Matshepo Mohlala is a woman living her dream, thanks to her angelic voice! Growing up in Belfast [Emakhazeni] in Mpumalanga, she had a dream to sing before thousands.
Like any other journey of a thousand steps, beginning with one, she started signing within the walls of her church, Family House Ministers. Fast-forward ten years later, she is the new woman in the local gospel industry.
Those that have been to Belfast will know that it is a small town with not much entertainment. It is a one-street town with no infrastructure. But out of it, a gospel songstress has emerged!
“I am a step in the right direction, I know the dream will be fully realized and I can take a bow,” she tells Republic Mail. The 36-year-old vocalist says she drew inspiration from the likes of Rebecca Malope, American songstress Lauryn Hill and talk show hostess and entrepreneur Felicia Mabuza-Suttle.
In any case, the arts were always been her fascination, through her high school years she participated in plays and choirs, something she believes boosted her confidence. She says it also taught her to learn as much as possible about her posture when addressing or singing to a crowd.
“When I came to Gauteng to further my studies, I worked on this dream too. I admit it was difficult to rehearse, gig and study at once but this made me the strong woman I am today,” the soft-spoken muso says. Mohlala is, without a doubt, shooting for the stars with her latest 11-track album Ngcwele, which is sold on digital platforms including Spotify and Deezer. She insists it is the first of many.
For many people, listening to music is an activity that they participate in daily. Gospel music, she believes, has a smooth and calming effect that affects the brain positively. It can elevate one’s mind and the lyrics have a way of helping inspire one spiritually to the next aspect.
“Music once admitted to the soul becomes a story of spirit and never dies,” she says as she borrows the wise words of Edward Bulwer Lytton, a former UK politician and writer. She is convinced the musical path she has taken is an innate gift deposited by her maker at birth.
“I did not choose this path, it was embedded deep within me from the moment I screamed at birth,” she says. The adventure has been bittersweet as she faced challenges along the way. “I grew up in a singing environment, it was a happy space and I loved it,” she said.
“This genre has permitted me the connection with the Higher Being and I constantly have to check on myself if I am in alignment with the word of God,” she says.
From her church doors to the universe, Mohlala has constantly known that this was the avenue she had to walk on. She is at peace knowing that her voice and songs help people to draw closer, and be in touch with God.
“I attempted to venture into other genres, sadly it was not for me. I was lost. I do, however, would love to explore the art of jazz one day,” she adds.

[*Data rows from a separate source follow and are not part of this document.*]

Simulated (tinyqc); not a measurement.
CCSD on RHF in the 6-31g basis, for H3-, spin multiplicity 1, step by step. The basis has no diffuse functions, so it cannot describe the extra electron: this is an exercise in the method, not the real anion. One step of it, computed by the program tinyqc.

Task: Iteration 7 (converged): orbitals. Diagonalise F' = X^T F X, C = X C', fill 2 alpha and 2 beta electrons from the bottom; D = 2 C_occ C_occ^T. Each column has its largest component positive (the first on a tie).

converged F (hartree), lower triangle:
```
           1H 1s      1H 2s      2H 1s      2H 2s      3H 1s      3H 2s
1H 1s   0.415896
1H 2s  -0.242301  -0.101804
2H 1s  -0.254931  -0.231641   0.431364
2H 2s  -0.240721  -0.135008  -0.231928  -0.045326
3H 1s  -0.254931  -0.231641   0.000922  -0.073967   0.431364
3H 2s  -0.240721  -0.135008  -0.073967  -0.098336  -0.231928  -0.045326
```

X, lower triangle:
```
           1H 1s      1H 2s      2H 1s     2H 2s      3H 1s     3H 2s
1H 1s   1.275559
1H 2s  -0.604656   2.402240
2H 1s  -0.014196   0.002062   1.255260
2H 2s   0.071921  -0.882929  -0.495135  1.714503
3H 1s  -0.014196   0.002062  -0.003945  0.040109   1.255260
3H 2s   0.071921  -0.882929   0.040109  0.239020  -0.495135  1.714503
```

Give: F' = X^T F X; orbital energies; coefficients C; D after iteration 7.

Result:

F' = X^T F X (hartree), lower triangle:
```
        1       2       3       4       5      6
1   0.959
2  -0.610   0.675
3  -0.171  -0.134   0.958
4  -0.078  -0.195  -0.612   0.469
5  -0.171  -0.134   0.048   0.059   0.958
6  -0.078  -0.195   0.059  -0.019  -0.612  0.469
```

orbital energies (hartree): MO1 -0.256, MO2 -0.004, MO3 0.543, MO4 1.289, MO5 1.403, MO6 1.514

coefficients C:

The songwriter has had the opportunity to share the stage with heavyweights like Solly Mahlangu and Derrick Ndzimade while growing up.
In 2018 and 2019, she was part of the Gwanda Gospel Festival, one of the biggest gospel shows in Africa, alongside the late Neyi Zimu, Omega Khunou, Dr Tumi, Mkhululi Bhebhe, Shongwe, Takesure ‘Zamar’ Ncube, Mathias Mhere and Deborah Fraser.
“The journey has had many potholes and detours, but I would not change anything, looking back, the setbacks have saved me from a lot of things,” says Mohlala, a diploma holder in food and beverages management.
She now looks to mentor upcoming musicians. For her, the lesson is simple: ‘don’t force your way to the top, everything works with times and seasons’.
Interestingly, music is not all she does. She is also an entrepreneur who runs a hair salon and food outlets. She explains that the entrepreneurship drive was mainly to support the music goal.
“My greatest achievement is the ability to start a project, nurture it and when it is no longer feasible to continue, the ability to decide to cut off and move on to the next adventure,” she says.